This month, A Slice of Orange is proud to announce that Dianna Sinovic will be blogging regularly for us. Her column Quill and Moss is scheduled on the 30th of May, July, August, October, December, January and March. Please take a minute to welcome her.
One late afternoon after work this past week, I walked down the drive to decompress and unkink, and noticed the winged maple seeds scattered across the asphalt and sprinkled on the lawn.
Silver maple whirligigs, falling by the hundreds—thousands—each a seed that will get eaten (by the squirrels), squashed (by my car), or swept up and tossed in the trash (not the compost!). A few may find themselves on soil rich enough to sustain roots and decide to sprout.
I likened the whirling seeds to the many ideas writers sift through for their next writing project, whether a blog post or a short story or a chapter in a longer work. You might reject one after another idea—too silly, too serious, too [fill in the blank]—until you hit on the one that inspires you. Or that idea may need to lie dormant for a while, until the time is right to nurture it into a sapling.
Case in point: For several years, I sat on the first two paragraphs of a story idea. In my mind’s eye, I saw a middle-aged woman, an aging “hippie,” lighting a candle and trying to connect with the spirit of her dead husband. His name was Tommy. Her name was Weejah, pronounced like the Ouija board. That’s all I had for a long while. I would revisit it periodically, hoping the time was right, but I still stared at same two paragraphs.
Then, just like that whirligig, the seed of the idea finally began to sprout. On the next revisit, as I saw Weejah sitting in front of the candle, I knew then that she was asking Tommy about a new man in her life, one whom she was considering marrying. The conflict would be with her grown children, who were against the marriage. But then, like a seedling, the story stayed small and incomplete for a while longer.

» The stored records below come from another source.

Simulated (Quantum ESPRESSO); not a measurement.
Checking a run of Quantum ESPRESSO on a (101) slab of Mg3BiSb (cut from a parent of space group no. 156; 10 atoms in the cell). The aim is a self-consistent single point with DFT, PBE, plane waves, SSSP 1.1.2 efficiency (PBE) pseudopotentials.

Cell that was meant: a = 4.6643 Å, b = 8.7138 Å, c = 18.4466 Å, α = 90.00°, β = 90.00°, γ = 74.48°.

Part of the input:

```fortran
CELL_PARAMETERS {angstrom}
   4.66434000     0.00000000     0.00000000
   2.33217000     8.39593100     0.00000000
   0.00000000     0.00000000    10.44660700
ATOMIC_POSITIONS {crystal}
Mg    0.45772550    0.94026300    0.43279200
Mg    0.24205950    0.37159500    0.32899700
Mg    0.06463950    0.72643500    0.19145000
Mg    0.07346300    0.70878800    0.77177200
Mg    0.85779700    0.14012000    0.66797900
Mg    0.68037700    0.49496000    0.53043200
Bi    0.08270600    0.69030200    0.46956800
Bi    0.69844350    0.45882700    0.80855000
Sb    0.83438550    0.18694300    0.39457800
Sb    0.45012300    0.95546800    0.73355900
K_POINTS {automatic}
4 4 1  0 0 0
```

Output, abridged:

At last I knew I was ready to write it as a paranormal story. It would be presented in scenes that were tied to a séance: Each time Weejah tried to reach Tommy, whether by herself, with her son and daughter, or with her fiancé, something would happen to make her believe he really was there—communicating across the Great Divide.
After several rewrites, it became Tommy, which made it into the Bethlehem Writers Group’s latest anthology, Untethered.
What seeds of ideas have you returned to again and again, waiting for them to finally put down roots?